Three-thousand-year-old red deer antlers make Borth return in latest Portalis exhibition


A new exhibition featuring the famous bronze age red deer antlers has opened at Borth Station Museum, Ceredigion.

Martin Bates

The antlers was first spotted on the beach at Borth by Julien Culham and Sharon Davies-Culham in April 2016.  The discovery was reported to the Royal Commission in Aberystwyth who in turn alerted Professor Martin Bates, an archaeologist based at UWTSD’s Lampeter campus.  Professor Bates had previously been working in Borth where he has been investigating the prehistoric forest which was buried under water and sand more than 4,500 years ago.

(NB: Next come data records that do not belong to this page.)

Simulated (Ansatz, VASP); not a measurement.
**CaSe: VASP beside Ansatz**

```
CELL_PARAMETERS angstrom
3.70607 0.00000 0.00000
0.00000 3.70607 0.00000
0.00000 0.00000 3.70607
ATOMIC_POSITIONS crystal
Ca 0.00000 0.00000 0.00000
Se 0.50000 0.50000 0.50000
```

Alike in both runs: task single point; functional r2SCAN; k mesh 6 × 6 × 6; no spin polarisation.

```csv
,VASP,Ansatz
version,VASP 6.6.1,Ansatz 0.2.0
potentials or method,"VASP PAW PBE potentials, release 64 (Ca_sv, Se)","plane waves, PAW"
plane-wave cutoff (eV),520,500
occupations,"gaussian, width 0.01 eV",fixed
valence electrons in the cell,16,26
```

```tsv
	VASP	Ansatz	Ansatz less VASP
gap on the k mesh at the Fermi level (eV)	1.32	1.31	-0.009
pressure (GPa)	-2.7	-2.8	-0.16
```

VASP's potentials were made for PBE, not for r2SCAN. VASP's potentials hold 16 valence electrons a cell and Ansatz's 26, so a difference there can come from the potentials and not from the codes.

This latest exhibition at Borth Station Museum has been set up as part of the Portalis project which is a 20-month pilot project exploring the earliest connection between Ireland and Wales, dating back to the Early Mesolithic period.  Portlais, supported by the European Regional Development Fund through the Ireland Wales Cooperation Programme, is led by Waterford Institute of Technology and is supported by the University of Wales Trinity Saint David, Ceredigion County Council and Waterford Chamber of Commerce.

Following the opening of the exhibition, Professor Martin Bates, commented:

“The antlers were a wonderful discovery that really brought the forest and its environs to light.  When I recovered the antlers from the sea, my first thought was ‘how would we be able to use them to extend our knowledge of the ways in which the shoreline around Borth had developed?’  What I didn’t realise at the time was the extent to which they were to inspire so much more.

We’re delighted to see the antlers return to Borth Station Museum as part of this this new exhibition associated with the Portalis exhibition.  I’m also looking forward to hosting a walk through the submerged forests later in the month.” 

During the month, Professor Martin Bates will also lead a walk on the foreshore at Borth to explore the submerged forest located between Borth and the village of Ynyslas.  The walk will be held on the 27th of August at 2pm.  Everybody is welcome and are invited to meet at the railway station in Borth.

The exhibition itself is open every week on Tuesday, Wednesday, Thursday and Saturday between 12.00pm to 4.00pm throughout August and ends on Saturday 3rd September.